Over the past several years, we’ve seen a rise in private companies valued at over a billion dollars — the “unicorns.”
But when too many startups became unicorns, a new class of startups emerged: “decacorns,” companies valued at over $10 billion.
These are the Ubers and Airbnbs of the world, the startups that steadfastly remain private companies as they seek more millions in funding at higher and higher valuations.
Following are the US startups valued at more than $10 billion.
Valuation: $10 billion
CEO Drew Houston
Dropbox reached its $10 billion valuation in 2014 after a $617 million funding round. Since then, the company has shifted its focus to business customers, launching Dropbox Enterprise last year.
The company began to cut back on lavish spending an employee perks in 2016, something that was costing the company $25,000 per year per employee. While Dropbox doesn’t disclose its financials, it’s reported to have generated more than $500 million in revenue last year. CEO Drew Houston said in June that the company is free cash flow positive now, which is a milestone for a fast-growth tech company.<
Various reports have pegged a Dropbox IPO as taking place sometime in 2017, but as of August no final decisions had been made.
Valuation: $10.47 billion
CEO Ben Silbermann
In May 2015, Pinterest raised a $533 million Series G from investors like Andreessen Horowitz, First Mark, and Goldman Sachs, bumping the New York-based company’s valuation up to $10.47 billion.
The virtual discovery and pinning platform has more than 100 million monthly active users, over half of whom are international. The company has expanded its focus in recent months to overseas markets like the UK, France, Germany, Japan, and Brazil, and has doubled down on growing advertising on its platform. In August, Pinterest acquired online bookmarking service Instapaper.

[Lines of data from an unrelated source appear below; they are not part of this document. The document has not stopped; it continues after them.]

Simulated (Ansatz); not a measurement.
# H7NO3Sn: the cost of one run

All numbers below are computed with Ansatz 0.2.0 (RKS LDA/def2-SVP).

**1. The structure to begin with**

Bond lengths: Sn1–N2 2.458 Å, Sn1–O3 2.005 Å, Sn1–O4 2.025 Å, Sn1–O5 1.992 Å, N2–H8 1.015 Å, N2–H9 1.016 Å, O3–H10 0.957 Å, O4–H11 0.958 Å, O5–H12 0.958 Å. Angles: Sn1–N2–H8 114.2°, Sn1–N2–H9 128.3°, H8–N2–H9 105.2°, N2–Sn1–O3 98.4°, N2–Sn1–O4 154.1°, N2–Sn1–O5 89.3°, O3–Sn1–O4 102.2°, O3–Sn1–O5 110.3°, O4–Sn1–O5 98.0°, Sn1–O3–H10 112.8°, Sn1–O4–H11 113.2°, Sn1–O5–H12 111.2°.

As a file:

Rumors have been swirling throughout 2016 that Pinterest is on the brink of going public, and in October, the company named its first chief financial officer, a signal that Pinterest could be inching closer to an IPO.
Valuation: $12 billion
CEO Elon Musk
After raising a $1 billion funding round from Fidelity and Google in January 2015, Elon Musk’s SpaceX reached a $12 billion valuation.
Less than a year later, SpaceX made history when it launched its Falcon 9 rocket into space, dropped off a satellite, then landed back on the ground safely. The success of the launch and landing proved it was possible to reuse expensive rockets, rather than letting them fall into the ocean.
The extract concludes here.